Discipline and Tshuvah in the Middle School

Jody Passanisi

“How would you handle discipline in our middle school if you were the director?”

It was my interview for Director of Middle School at Hausner in the Spring of 2017, and I was waiting for this question. I’d thought about it a great deal, actually, before the student on the student interview panel even asked me. I was ready to talk about how I believe that discipline in middle school is strongly connected to our Jewish tradition of tshuvah—the process of repentance for errors made. 

Mistakes Open the Door for Positive Change and Learning

One thing that I love about middle school is that mistakes are expected. And not just expected, but necessary for learning. In some ways, this can be why middle school feels so challenging for students (and parents, and sometimes teachers, too): kids are growing intellectually, physically, and emotionally at the most rapid pace since they were toddlers. There are going to be some missteps in this process- life with its changes just unfolds too quickly to avoid them.  

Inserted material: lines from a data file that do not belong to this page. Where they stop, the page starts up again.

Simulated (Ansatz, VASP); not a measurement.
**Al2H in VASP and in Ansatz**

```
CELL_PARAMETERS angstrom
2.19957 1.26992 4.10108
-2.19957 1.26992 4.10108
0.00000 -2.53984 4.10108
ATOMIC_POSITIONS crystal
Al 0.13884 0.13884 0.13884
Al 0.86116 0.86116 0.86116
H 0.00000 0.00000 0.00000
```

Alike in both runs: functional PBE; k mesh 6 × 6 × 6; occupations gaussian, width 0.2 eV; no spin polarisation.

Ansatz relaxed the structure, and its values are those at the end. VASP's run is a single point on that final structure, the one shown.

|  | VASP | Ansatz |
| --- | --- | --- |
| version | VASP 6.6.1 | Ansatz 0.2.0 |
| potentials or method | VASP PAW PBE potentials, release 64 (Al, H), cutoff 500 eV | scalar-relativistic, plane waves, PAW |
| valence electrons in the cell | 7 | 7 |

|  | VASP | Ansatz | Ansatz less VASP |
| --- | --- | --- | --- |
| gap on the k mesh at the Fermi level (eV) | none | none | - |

But responding to these expected mistakes is what we do well at Hausner’s Middle School. Because it’s often in the mistake that the learning happens. Leonard Cohen says, “There’s a crack in everything, that’s how the light gets in.” That light is tshuvah—a process that both requires and builds the skills of self-reflection, perspective taking, taking responsibility for the self, others, and the community, and conflict resolution. 

Tradition Guides us in the Present

Tshuvah, the step-by-step process of repair/repentance for errors, requires an individual to take responsibility, to identify how to repair and apologize—and to not err in the same way again. Most of us think of these steps-- if we think of them at all—as confined to the time before and on Yom Kippur. But this process is an important part of the core discipline of our middle school all year round. 

Our goal with discipline is ALWAYS to support those who have been wronged, to seek justice and repair, and, also as important, to help the individual who erred to do the work of reflection, repair, apology, and goal-setting that will help them to avoid similar mistakes in the future.

This process is often private, compassionate, and one that is between a student and another student or even a student and a teacher. Many times the community will not notice that this process has happened, in order to give dignity to all parties involved. 

The Intrinsic Work of Reflection

Like anything else, discipline has extrinsic and intrinsic pieces to it. We believe in middle school that we need to help our students develop the intrinsic motivation to do tshuvah when they’ve erred or missed the mark in some way. Each of our students are good human beings and we know that even good human beings make mistakes. It is how we handle ourselves, take responsibility, and do the hard work of repair after those mistakes that really challenges us to show who we really are on the inside. 

Darchei Hausner Values as a Grounding Presence and Compass

Hausner students leave our middle school with a strong sense of arevut (community responsibility), anavah (humility), and kavod (respect). These are the pillars of our Darchei Hausner—our “Way of Hausner,” that helps guide the students in their decisions, their words, their actions, and the process of tshuvah when they miss the mark. Because often the process is what lets the light in and transforms our students, bit by bit, into the people they want to be.